We face an obvious conflict if a TC elects to use a Type 1 (slash) namespace URI: HTTP scheme namespace URIs must resolve to some informative resource, ideally meeting the requirements for a (RDDL) namespace document. Since the server will dereference from the slash-type namespace URI to the (RDDL) namespace document, no directory listing matching that foo/ URI can be delivered to the user. If the TC stores physical content (files) in the foo/ directory, they will not be exposed transparently at the expected directory-index URI. Therefore, we forbid installation of content in the foo/ directory.
If a TC elects to create a Type 3 (simple/slashless) NS URI, it becomes theoretically possible to serve the RDDL namespace document in response to a request for foo, while serving up a directory listing in response to a request for foo/. Such server behavior seems undesirable for two reasons. First, users are accustomed to the widespread, common server configuration which delivers the same result for a directory URI, with or without final slash. Servers need to be configured with the "directory slash fixup redirect" to support proper construction of relative reference URIs. It will come as a surprise (and possibly annoyance) if users encounter an odd situation in which "slash matters" at the point of a directory: they will have to figure out which URI is which, and they don't understand why (typically), and they won't remember to use the right (particular) syntax in these odd cases where "slash matters." Second, implementing the theoretical server behavior will mean delivering a different result for Type 1 and Type 3 URIs where there is URI contention for interpretation as a directory URI. In view of the desired uniformity in user experience, this represents a poor choice: it's better to avoid collision and semantic overloading by adopting URI design that resists any point of possible contention and confusion. We achieve that goal by installing no files in foo/ in the case where the NS URI terminates in foo/ or foo.

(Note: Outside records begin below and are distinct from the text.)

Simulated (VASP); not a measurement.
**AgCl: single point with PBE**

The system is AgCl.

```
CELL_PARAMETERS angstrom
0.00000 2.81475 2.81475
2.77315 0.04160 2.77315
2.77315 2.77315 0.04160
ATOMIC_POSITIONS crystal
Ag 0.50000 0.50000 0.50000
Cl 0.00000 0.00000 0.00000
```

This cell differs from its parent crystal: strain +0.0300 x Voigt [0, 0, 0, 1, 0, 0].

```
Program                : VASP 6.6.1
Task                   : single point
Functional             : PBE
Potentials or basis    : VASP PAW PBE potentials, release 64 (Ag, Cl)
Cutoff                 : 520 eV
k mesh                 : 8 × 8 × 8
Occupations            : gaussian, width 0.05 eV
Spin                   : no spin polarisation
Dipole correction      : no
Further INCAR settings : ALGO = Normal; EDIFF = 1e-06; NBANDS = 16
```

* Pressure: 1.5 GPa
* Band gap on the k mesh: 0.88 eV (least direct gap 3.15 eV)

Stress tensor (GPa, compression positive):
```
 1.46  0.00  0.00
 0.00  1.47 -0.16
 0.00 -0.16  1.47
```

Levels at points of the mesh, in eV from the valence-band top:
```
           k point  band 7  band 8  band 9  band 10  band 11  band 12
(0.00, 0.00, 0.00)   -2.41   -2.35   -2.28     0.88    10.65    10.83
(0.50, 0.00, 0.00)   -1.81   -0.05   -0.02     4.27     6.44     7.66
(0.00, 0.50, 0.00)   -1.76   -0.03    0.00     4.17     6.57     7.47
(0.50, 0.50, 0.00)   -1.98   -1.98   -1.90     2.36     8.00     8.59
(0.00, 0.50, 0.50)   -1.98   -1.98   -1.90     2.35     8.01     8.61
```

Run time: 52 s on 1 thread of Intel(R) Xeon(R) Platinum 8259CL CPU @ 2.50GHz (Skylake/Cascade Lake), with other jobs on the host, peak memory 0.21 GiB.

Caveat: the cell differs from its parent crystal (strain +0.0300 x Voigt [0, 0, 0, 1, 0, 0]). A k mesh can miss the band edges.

Suggestions have been made by various parties to formally rescind IETF RFC 3121 (June 2001, "A URN Namespace for OASIS") because the principal author no longer supports its proposals or sees value in URNs. Furthermore, OASIS has no current commitment to provide what the RFC indicates "A more interactive, online resolution system will also be deployed in the near future." There is no current plan, as stated, to "distribute catalogs (OASIS TR9401 Catalogs) that map the assigned URNs to resource identifiers (e.g., URLs)." Based upon public feedback provided for the TAB's ANG/AIR/ASIS documents, Staff concluded that resolution support for HTTP scheme NS URIs (the ability to provide information about a namespace URI at the URI) makes the use of (RDDL) namespace documents in connection with HTTP scheme NS URIs a strong desideratum.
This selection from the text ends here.